The problem is, manufacturing jobs aren’t what they used to be.
NELP’s report marshals data to show that although manufacturing jobs once paid a wage significantly higher than the U.S. average, the average factory worker actually made 7.7 percent below the median wage for all occupations in 2013. Today, more than 600,000 manufacturing workers make just $9.60 per hour or less. More than 1.5 million manufacturing workers—one out of every four—make $11.91 or less. And while there has been a particular resurgence in U.S. auto manufacturing jobs since 2009, auto wages have declined even faster than manufacturing pay as a whole. The rise of temp jobs in manufacturing is a key reason for the decline in job quality, with these jobs offering fewer benefits and generally worse working conditions in addition to the lower wages.
In the New York Times, study co-author Catherine Ruckelshaus points to the substantial subsidies that the federal, state, and local governments have offered companies in an effort to lure factories and manufacturing jobs. “If you are getting a tax break or a subsidy, we should make sure those jobs are good jobs,” Ruckelshaus asserts. It’s a critical point, given the way subsidies can deplete already-strained public budgets in pursuit of “good jobs” that never quite materialize. The conclusion, stated more explicitly in some of NELP's other work, is that public subsidies and tax breaks should be tied to concrete measures of job quality, with an opportunity for the subsidy to be rescinded if the promised well-paying positions aren’t generated. Living wage laws are one proven way to do this.
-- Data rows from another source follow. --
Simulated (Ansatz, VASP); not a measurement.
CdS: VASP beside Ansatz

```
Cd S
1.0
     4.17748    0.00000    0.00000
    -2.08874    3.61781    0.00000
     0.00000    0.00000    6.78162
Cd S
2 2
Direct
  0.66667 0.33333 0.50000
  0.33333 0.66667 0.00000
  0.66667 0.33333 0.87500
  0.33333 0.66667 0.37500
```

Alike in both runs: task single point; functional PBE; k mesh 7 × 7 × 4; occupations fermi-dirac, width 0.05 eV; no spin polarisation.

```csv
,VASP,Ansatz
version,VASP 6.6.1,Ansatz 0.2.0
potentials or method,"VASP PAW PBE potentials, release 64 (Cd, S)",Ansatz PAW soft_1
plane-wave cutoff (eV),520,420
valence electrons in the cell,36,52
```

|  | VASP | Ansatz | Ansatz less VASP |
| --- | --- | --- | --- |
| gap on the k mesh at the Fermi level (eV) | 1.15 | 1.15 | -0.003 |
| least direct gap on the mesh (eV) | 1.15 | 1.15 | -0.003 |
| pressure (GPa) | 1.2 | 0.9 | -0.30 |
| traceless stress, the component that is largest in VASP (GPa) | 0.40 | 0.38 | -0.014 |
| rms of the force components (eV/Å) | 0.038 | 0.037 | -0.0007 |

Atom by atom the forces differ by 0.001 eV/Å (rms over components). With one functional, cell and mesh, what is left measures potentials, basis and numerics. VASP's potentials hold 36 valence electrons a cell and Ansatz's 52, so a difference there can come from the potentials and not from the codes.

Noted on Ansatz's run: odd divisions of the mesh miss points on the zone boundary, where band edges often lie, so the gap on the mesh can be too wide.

Yet the declining quality of manufacturing jobs also has deeper implications.
The mystique of manufacturing jobs as “good jobs” that can sustain the nation’s middle class obscures the reality that industrial work was not especially well-compensated until the labor militancy in the first half of the twentieth century unionized factories and raised job standards. A powerful labor movement, rooted in manufacturing, built the middle class. With workers in a far weaker state today—especially in the states that have seen the greatest resurgence in manufacturing employment—it is not a surprise that the quality of industrial jobs has declined. When workers don’t have the power (whether embodied by laws, collective bargaining, or a mechanism like worker-ownership) to insist that manufacturing jobs be “good jobs,” they won’t be.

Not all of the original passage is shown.